The violin as we know it was invented in Cremona around 1564 by Andrea Amati who died more than sixty years before Stradivari was born. The Guarneri family created world famous violins here and elsewhere in Italy. Today more than 50 violinmakers hang their hat in Cremona. The Piazza Roma square near Stradivari’s house and workshop contains his tombstone and grave. The city includes the Scuola Internazionale di Liuteria (International School of Violin Making) and the Museo Stradivariano (Stradivarius Museum)

Our next and final stop is the city of Mantua whose population is slightly under fifty thousand. Mantua may have been founded about four thousand years ago. The great Roman poet Virgil was born in a nearby village. In the Twelfth Century Mantua adopted a novel means of protection against invasion, by constructing four artificial lakes surrounding the city. Three of them exist to this day; the fourth dried up during the Eighteenth Century. If you remember your Shakespeare, Romeo fled to Mantua after killing Juliet’s cousin in a swordfight. Talk about a family feud.

Mantua’s Palazzo Ducale was built between the Fourteenth and Seventeenth Centuries and boasts some 500 rooms. Its centerpiece is the Camera degli Sposi (The Wedding Chamber) room that took Andrea Mantegna about seven years to paint. When you see it, you’ll know why. Since you’re only allowed ten minutes to admire this marvelous, unique room you should familiarize yourself with the painting before your allotted time slot. Don’t forget to look up, the ceiling is beautiful.

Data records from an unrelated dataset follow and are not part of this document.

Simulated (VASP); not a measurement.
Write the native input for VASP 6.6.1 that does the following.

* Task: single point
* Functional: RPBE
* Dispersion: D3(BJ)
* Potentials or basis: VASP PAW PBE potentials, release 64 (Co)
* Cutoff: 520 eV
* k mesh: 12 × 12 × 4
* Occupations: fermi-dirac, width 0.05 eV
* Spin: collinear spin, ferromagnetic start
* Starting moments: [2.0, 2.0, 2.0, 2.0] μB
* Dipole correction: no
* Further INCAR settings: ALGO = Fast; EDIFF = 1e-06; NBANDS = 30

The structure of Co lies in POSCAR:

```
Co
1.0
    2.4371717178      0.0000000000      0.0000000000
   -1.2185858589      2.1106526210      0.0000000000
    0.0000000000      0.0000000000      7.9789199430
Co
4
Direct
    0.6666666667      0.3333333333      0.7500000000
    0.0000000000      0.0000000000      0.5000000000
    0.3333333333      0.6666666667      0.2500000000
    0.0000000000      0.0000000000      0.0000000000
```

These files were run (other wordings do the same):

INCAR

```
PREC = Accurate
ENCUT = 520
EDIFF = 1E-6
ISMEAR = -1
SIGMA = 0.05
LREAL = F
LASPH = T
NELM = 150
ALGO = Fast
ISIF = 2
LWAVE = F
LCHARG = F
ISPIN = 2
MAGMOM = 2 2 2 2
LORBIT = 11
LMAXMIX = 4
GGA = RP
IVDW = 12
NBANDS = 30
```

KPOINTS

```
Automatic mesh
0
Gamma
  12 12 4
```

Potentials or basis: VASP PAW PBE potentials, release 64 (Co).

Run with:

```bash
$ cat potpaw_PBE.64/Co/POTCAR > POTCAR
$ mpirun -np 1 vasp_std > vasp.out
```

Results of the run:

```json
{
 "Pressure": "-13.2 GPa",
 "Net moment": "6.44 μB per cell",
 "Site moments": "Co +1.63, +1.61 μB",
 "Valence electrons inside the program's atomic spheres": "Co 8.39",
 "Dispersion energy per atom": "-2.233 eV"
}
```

Finish your tour at the suburban Palazzo Te built in the Sixteenth Century. Unlike many other historic Italian buildings this one was completed in only ten years. In fact its shell went up in eighteen months. In spite of its speedy construction it is considered one of the greatest Renaissance palaces. Don’t forget to tour the Camera di Amore e Psiche (Cupid and Psyche’s Room) showing a wedding with quite interesting and unusual guests and the Camera dei Giganti (Room of the Titans) in which Jupiter expels the Titans from Mount Olympus. The walls are peppered with Seventeenth Century graffiti. Please don’t add your own.

What about food? Of Italy’s twenty regions Lombardy trails only Emilia-Romagna in food production. A lot of the food is of foreign origin, not surprising given the frequency with which Lombardy fell under outside domination. But there are also local specialties. For example, Cremona is known for Mostarda, mustard flavored candied fruits that accompany Bollito Misto, mixed boiled meats. A local version of this treat calls for calf’s head, veal tongue, and pig’s foot among others. Cremona also claims to have invented ravioli.

Let’s suggest a sample menu, one of many. Start with Zuppa alla Pavese (Soup with Bread, Butter, Eggs, and grated Parmesan Cheese). Then try Bollito Misto (Mixed Boiled Meats). For dessert indulge yourself with Colombe Pasquale (dove shaped Easter Bread with Candied Fruit). Increase your dining pleasure by including local wines with your meal.

We conclude with a quick look at Lombardy wine. Lombardy ranks 11th among the 20 Italian regions for both acreage devoted to wine grapes and for total annual wine production. The region produces about 62% red and rose and 38% white wine, but there is little rose. There are 15 DOC wines. DOC stands for Denominazione di Origine Controllata, which may be translated as Denomination of Controlled Origin, presumably a high-quality wine. The G in DOCG stands for Garantita, but there is absolutely no guarantee that such wines are truly superior. Over 47% of Lombardy wine carries the DOC or DOCG designation. There are three DOCG wines: the sparkling Franciacorta said to compete with French Champagne and priced accordingly, the red Sforzato di Valtellina, and the red Valtellina Superiore.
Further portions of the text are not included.